We’ve been hearing the phrase “big data” being tossed around among companies, industries, and organizations for some time now – but what does it really mean?
For Jerrard Gaertner, president of the Canadian Information Processing Society, big data presents a lot of potential for businesses, the public sector, and all kinds of industries – but any work with big data needs to be done with data security in mind.
While he teaches courses on this topic at Ryerson University and the University of Toronto, he managed to distill a lot of the information into an hour-long mini lecture during Wednesday’s TASK meeting in Toronto. Gaertner gave a talk on what big data means, outlining not just its potential, but also the risks of adopting it without thinking of security first.
“In many cases … you’ve got an organization that’s got absolutely wonderful security and policies and procedures and segregation of duties, and everybody has a [Certified Information Systems Security Professional certification]. But big data is over here, and we’ve got our crown jewels in there, and a couple of dozen people have access to absolutely everything,” he said, addressing a room of security professionals during his talk. “I would just caution you that big data tends to be ignored or tends to be forgotten because it’s so new.”
So what is big data? For Gaertner, he characterizes it as having at least three V’s:
This is huge amounts of data – not just gigabytes or terabytes, but potentially petabytes or exabytes.
Big data includes a variety of data, which aren’t just housed within Excel files or Word documents. This can include every file format out there, Gaertner said.
– and Velocity.
“Most big data installations – you can’t necessarily control how quickly the data comes in,” he said. For example, he mentioned how many companies have marketing departments that do sentiment analysis, meaning they analyze tweets on Twitter, posts on Facebook, or other areas of social media to figure out how a new product is performing in the marketplace and how people feel about it. However, given this is social media and Twitter users alone can create as many as 5,000 tweets a second, those seeking to harness big data can’t control how much data is coming in, nor how quickly, Gaertner said.
Given how so many businesses and industries want to tap into big data and the insights it can bring, it’s not surprising people are eager to just upload their data and start using open source software from frameworks like Apache Hadoop.
Still, Gaertner told the audience of security professionals this is where security and risk management come in. He named a number of factors that need to go into a strong, effective implementation of big data, such as creating appropriate research facilities, using relevant data sources, ensuring the hardware used has the capacity to process the data, using the right software and analytics tools, training staff in proper procedures – the list goes on.
However, a large chunk of that list requires security professionals to lend a hand, and people can’t just be left alone to play with big data without safeguards and controls, he said.
“Does the [chief security officer] or privacy officer know you’ve dumped all the information you own into a bucket and you’re playing with it?” Gaertner said, adding one of the biggest risks with big data is putting all of an organization’s data in one place, or all of its eggs in one basket.
He added security professionals also need to ask about the “provenance” of the data, or where it came from. After all, there are business risks, ethical risks, and privacy risks to using data from just anywhere and not adequately protecting it.
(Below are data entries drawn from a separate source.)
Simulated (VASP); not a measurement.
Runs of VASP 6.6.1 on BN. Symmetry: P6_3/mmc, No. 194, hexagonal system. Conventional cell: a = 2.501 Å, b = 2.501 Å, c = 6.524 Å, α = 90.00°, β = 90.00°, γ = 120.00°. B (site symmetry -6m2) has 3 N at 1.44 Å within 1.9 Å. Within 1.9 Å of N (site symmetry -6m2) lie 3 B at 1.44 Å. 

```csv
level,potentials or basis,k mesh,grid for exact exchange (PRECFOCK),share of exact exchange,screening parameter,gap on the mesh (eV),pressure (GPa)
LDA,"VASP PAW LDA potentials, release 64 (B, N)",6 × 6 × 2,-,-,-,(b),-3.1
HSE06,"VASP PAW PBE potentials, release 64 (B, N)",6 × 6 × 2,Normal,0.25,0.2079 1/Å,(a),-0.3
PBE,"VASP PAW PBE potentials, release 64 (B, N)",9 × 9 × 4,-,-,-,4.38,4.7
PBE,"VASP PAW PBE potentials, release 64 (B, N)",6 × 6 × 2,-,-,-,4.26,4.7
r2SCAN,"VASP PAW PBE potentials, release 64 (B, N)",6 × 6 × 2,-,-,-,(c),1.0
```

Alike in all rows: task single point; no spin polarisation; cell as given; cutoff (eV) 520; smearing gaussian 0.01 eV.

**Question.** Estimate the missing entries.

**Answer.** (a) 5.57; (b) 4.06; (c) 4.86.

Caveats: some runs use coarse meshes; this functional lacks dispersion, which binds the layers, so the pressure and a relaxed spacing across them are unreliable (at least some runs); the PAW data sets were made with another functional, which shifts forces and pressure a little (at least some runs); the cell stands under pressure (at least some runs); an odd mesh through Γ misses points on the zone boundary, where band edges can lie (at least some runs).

And of course, one of the most important pieces of security in any organization is to ensure employees are well-trained and educated in understanding the risks, especially when it comes to big data. That’s even more important than relying upon the tools and layers of defense set up to protect an organization’s data.
“You’re all security professionals,” Gaertner said to the room. “You know – never rely on the technology. It’s people, people, people.”